I made many new friends my first week of college. The guy in the room across the hall from me seemed nice enough. He was gregarious, friendly, and I introduced him to Lost (this was back when the show was good and hadn't yet broken my heart). We were cool.
Also during that first week, my grandfather gave me a laptop. I liked that laptop. It was the first really high-end piece of gadgetry that I ever owned.
Now, come the third week of college, this guy and I are finishing up the first season of Lost in my room. Michael screams "WAAAAAAAAAAAAAAAAAAAAAALT," I tell him it gets even better and lend him the second season box set. Then we bid one another good night, he goes to his room, and I go take a shower before turning in. I don't lock my room because, really, why would I?

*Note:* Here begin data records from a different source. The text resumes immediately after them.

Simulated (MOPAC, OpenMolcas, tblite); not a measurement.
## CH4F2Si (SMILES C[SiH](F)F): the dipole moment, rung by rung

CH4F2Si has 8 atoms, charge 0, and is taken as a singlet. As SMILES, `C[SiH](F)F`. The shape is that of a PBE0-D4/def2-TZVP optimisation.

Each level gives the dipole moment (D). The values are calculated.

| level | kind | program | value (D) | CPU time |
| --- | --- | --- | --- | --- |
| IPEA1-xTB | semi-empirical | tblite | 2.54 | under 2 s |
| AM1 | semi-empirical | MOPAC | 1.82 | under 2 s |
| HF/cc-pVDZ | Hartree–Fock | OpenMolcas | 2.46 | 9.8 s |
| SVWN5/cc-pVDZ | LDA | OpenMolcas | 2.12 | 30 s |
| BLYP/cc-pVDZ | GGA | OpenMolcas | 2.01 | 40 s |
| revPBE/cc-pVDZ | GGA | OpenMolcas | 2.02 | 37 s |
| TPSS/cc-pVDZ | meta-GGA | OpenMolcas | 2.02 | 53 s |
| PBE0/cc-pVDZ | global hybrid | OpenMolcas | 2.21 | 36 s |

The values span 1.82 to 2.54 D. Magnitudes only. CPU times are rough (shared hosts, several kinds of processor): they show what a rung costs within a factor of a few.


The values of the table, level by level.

In retrospect, it's a good thing that I don't notice that my laptop is missing when I come back from the shower. There probably would have been a pretty ugly situation. At any rate, I don't see that it's gone until the next morning. Now, I'm not a naturally suspicious or confrontational person, so I decide to just knock on the guy's door all nicely and see if he can help me. Only he's not there. I get the RA, and we go into his room. Laptop isn't there. Turns out he's gone into Chicago (about an hour away from where I went to school).
So to cut a long, ugly story short, he gets kicked out and the school pays for my new laptop. I never actually saw that guy again, except for a brief moment when he was moving his stuff out.
Around a year and a half later, my friends and I are lounging around, reminiscing. I remind everyone about that dick who stole my laptop. Now, I had spent a semester studying in LA, so I missed this, but they all knew: he died of a meth overdose less than a year after getting kicked out.
My first reaction upon hearing this? I laugh. We all laugh. Not because we hate him so much that we're glad he's dead, but because it just makes sense. In retrospect, he was pretty fucked up, and I honestly have no idea how he got into that school and stayed around as long as he did. I really don't hold any burning grudge against him; I brought him up then because it had become a funny story. And I'm not happy to hear he's dead at all. It's tragic. But whenever we brought him up we'd laugh. Maybe it's the absurdity of it all. He's more than the guy who stole my laptop, he's "fuckin' [name witheld]." We look back on him fondly, the same as all the other kooky characters we encountered. And we laugh because his fate just seems so appropriate for how he acted.